BramhaRakshash exist in folklore and stories, but in 2014, in Ooty, we quite don’t get it. The story of the film is something that will not go down well with many. But there are even chances, a section of the society will swear by the film. (I say this with heavy heart).
Ahana and Co, decide to kill the Creature, each doing their bit single-handedly. No kidding! All this in the name of our glorious Bollywood stories! ‘It happens only in Bollywood’ Mantra, works too well for the film, and there are more than a few instances, where that formula is applied blatantly.
Telepathy; sudden appearances of hero at the right time without prior reference; even after ample blood loss, the heroine stands still without even a sign of weakness; fighting an extra-large, heavy-breathing-bronchitis-suffering creature made cakewalk; all fall under the Grand Umbrella of “This Happens Only In Bollywood”.

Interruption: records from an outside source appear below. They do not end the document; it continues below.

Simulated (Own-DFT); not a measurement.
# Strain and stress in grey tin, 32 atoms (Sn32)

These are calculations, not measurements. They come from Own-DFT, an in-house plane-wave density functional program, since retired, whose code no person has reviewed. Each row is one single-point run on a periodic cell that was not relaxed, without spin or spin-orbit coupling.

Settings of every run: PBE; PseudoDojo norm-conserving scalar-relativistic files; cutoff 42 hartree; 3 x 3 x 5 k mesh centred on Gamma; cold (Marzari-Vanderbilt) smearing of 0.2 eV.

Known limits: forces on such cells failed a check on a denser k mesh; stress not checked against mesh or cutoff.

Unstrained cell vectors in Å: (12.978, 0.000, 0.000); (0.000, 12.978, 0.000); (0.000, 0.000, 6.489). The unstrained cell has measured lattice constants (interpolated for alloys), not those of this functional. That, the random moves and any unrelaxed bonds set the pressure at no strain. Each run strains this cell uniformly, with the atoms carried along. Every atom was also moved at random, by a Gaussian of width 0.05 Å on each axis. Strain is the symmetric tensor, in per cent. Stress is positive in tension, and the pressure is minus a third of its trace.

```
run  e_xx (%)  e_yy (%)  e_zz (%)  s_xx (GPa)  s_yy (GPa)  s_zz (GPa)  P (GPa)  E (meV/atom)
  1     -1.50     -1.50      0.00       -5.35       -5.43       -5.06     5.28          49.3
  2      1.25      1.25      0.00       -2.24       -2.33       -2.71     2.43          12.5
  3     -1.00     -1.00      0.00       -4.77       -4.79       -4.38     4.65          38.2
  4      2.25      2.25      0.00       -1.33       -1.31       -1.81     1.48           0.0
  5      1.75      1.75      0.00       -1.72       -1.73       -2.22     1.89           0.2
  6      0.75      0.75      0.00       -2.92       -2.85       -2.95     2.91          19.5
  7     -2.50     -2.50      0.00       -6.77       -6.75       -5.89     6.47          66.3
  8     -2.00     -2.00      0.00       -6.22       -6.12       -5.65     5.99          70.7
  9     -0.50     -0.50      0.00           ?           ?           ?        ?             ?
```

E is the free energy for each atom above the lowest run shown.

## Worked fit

This sci-fi thriller slash supposed to be horror flick, aimed to introduce a new genre in the Industry and as Bipasha had rightly put in her interview, “horror as a genre is not yet explored in India”, we surely see what she meant. Actually what she meant was that we are trying out something, see if the experiment turns out well or not. I guess, I will agree to the latter case. It just didn’t work.
Bipasha Basu, tried to pull off Ahana, a lonely depressed girl, who wants to finally fight back. What she decides to fight is a beast that looks as ugly as… Umm! There is no simile for that, actually! Anyway, she does fight him and emerges ‘She-ro’. Yes! But Bipasha darling, we have seen you in such better roles! She did what was given to her, but actually there was not much in her hands. On the looking good part, she looks extremely well. I wish there was a better script too!
Debutante Imran Abbas Naqvi, is that chocolate candy, who is candy on screen too. He looks good, but on the acting ground, this good-looking choco bwoy, couldn’t do anything. He comes, sings, and makes way for the leading lady to kill the beast. Besides singing, he has contributed by delivering dialogues in English with utter ease, but when it comes to Hindi, he becomes dead as a stone.
Other actors didn’t have much to do in the film and were required for some circumstantial requirements which they fulfilled.
I don’t know how I put this without making it sound rude! But Vikram Bhatt has disappointed us with Creature 3D. We have seen him give us such good films, but the experimental Creature just didn’t work well. The story has many loopholes, and falls too weak. The narrative is just so disappointing, that you just wish the movie to end.
I do understand, a lot of hard work and effort goes into making the film and there is labour of hundreds of souls. But it is to be remembered that even when one Friday decides the fate of the film, the judgement in made upon the final product as a whole. On that front, Creature falls apart. I was initially rating it as 1.5 out of 5, but that extra half is for the labour that has gone while filming this movie.
The very good part about the film is that the 3D effects used in the film are really well. Keeping the fact in mind, that no foreign assistance was taken upon this film, and it was solely a product of all Indian minds, that job is laudable. The 3D effects, ugly looking monster, and post-production work have done pretty well, matching the International Standards.
Watch Or Not:
If you want to watch it, please feel free to. One time watch is a passable job, with a little effort and patience. But if you don’t want to watch it, that should not prove to be a hefty cinematic loss for you! Yet! For the 3D techniques used and for Bipasha Basu, you can take the chance of watching Creature 3D!